The scene ends when Mankiewicz pukes on the floor. This actually did happen to Mankiewicz at some Hollywood gathering, prompting one of Mankiewicz’s famous ad-libs when he said to the etiquette-conscious host regarding him in horror, “Don’t worry, the white wine came up with the fish.”

The dinner party scene is a garbled mess, though Fincher seems to have lavished elaborate care upon it. It’s hard to know what exactly he was going for, when the result is cumbersomely shot and paced like a funeral. I had lots of opportunities to pay attention to the extras in the scene, looking for a friend and former student of mine named Scarlet who happened to be playing Bette Davis dressed as a bearded lady. She gets a few extended shots in the background. (Hi Scarlet! You looked great! Shooting that scene must’ve been hell on the extras!)

Even if the script had been powerful — written by Fincher’s father Jack back in the 1990s, and carefully preserved by his son — the way it’s filmed is so blandly unmemorable, it would’ve done much to undercut it. The film’s lax flashback structure from Mankiewicz’s point-of-view seems to be in contrast to Citizen Kane’s dynamic flashback structure from multiple, contradictory points-of-view, just as Mank’s blah cinematography could be run alongside Citizen Kane to demonstrate what not to do with black-and-white film. Weird gimmicks like the “cigarette burns” in the upper right corner of the frame and soundtrack pops which characterized the movie projection process in 1941 are included in Mank to no real purpose other than to make you think momentarily that there’s been some mistake.
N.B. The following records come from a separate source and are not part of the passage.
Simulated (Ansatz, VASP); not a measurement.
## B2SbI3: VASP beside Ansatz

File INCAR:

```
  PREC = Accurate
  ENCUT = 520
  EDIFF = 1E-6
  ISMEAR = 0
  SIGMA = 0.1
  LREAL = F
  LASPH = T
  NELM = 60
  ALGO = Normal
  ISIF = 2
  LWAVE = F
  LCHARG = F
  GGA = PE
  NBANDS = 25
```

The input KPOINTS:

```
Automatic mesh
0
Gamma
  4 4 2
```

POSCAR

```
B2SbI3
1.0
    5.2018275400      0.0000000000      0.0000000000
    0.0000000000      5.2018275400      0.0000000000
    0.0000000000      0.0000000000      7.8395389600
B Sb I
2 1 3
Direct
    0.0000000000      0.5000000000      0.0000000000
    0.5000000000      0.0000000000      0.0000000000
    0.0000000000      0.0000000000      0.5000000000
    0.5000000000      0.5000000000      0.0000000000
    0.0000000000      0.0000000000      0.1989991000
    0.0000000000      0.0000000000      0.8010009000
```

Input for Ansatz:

Both Mank and Citizen Kane feature legendary, tormented, contradictory men at the center of the narrative. But Mank is so insistent that its hero was a total mensch maddened by the vile power politics of Hollywood that it undercuts the fascination of Mankiewicz’s obsessive drinking, gambling, and wisecracking. All this stylistic and narrative evocation of Citizen Kane to no clear purpose is maybe the biggest irritation in a mass of Mank-related irritations.

The best advice is probably just to skip Mank, watch Citizen Kane (or Barton Fink), and read a biography of the Mankiewicz brothers. You’ll have a far better time.